NASA Finally Set to Complete All Female Spacewalk

NASA Finally Set to Complete All Female Spacewalk

Earlier in March, astronaut Nick Hague was made to replace Anne McClain, on what would have been a historic all-female spacewalk. In the prior week, McClain realized during her spacewalk that a medium-sized suit would be the best fit for her

FREMONT, CA: NASA's first all-female spacewalk is set to take place on October 18, 2019, after multiple delays. The milestone spacewalk was supposed to be achieved earlier this year in March. However, a suit sizing issue prevented it from happening. The spacewalk is now set to take place as a faulty power system unit needs to be replaced outside the International Space Station.

Earlier in March, astronaut Nick Hague was made to replace Anne McClain, on what would have been a historic all-female spacewalk. In the prior week, McClain realized during her spacewalk that a medium-sized suit would be the best fit for her. As only one medium-sized suit was prepared, designated to Christina Koch, Hague was asked to replace McClain as he would fit comfortably into a large-sized suit.

"This decision was based on my recommendation," McClain, who has since returned to Earth, tweeted at the time. "Leaders must make tough calls, and I am fortunate to work with a team who trusts my judgment. We must never accept a risk that can instead be mitigated. Safety of the crew and execution of the mission come first."

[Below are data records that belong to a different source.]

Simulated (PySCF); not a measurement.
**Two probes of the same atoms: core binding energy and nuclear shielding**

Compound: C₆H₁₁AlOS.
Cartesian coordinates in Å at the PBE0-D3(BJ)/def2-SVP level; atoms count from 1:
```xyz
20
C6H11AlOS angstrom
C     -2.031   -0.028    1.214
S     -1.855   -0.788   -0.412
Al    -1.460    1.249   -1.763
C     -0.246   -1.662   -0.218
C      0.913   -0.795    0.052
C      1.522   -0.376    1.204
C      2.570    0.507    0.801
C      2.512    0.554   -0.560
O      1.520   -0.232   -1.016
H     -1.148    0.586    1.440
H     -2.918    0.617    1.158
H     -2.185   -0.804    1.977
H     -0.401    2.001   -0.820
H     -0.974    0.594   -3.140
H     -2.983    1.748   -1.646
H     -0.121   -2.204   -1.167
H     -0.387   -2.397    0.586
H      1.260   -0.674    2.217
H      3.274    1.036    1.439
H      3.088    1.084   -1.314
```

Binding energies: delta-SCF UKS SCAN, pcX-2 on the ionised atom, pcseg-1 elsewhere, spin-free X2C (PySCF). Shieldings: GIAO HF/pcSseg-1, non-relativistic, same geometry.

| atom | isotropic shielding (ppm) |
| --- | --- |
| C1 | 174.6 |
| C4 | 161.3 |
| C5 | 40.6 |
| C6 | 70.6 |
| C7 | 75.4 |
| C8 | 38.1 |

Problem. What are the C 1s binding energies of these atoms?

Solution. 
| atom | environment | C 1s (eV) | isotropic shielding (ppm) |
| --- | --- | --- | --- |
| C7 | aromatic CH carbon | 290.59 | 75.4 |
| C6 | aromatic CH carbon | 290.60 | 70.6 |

NASA Administrator Jim Bridenstine also defended the decision to not modify the suit and instead replace the person to the Congress in March. "It would be easier and more appropriate to switch the person rather than modify the spacesuits," Bridenstine said. NASA astronauts Christina Koch and Jessica Meir are slated to step outside the International Space Station and replace a power controller that failed over the weekend on what would be the 221st spacewalk at the International Space Station since December 1998.

Christina Koch is also set on achieving another record for the longest single spaceflight by a woman. As per her current schedule, she is set to complete 328 days in orbit in single flight time. The previous record-holder is Peggy Whitson at 288 days. Scot Kelly set the record for the longest single spaceflight in history by any NASA astronaut at 340 days.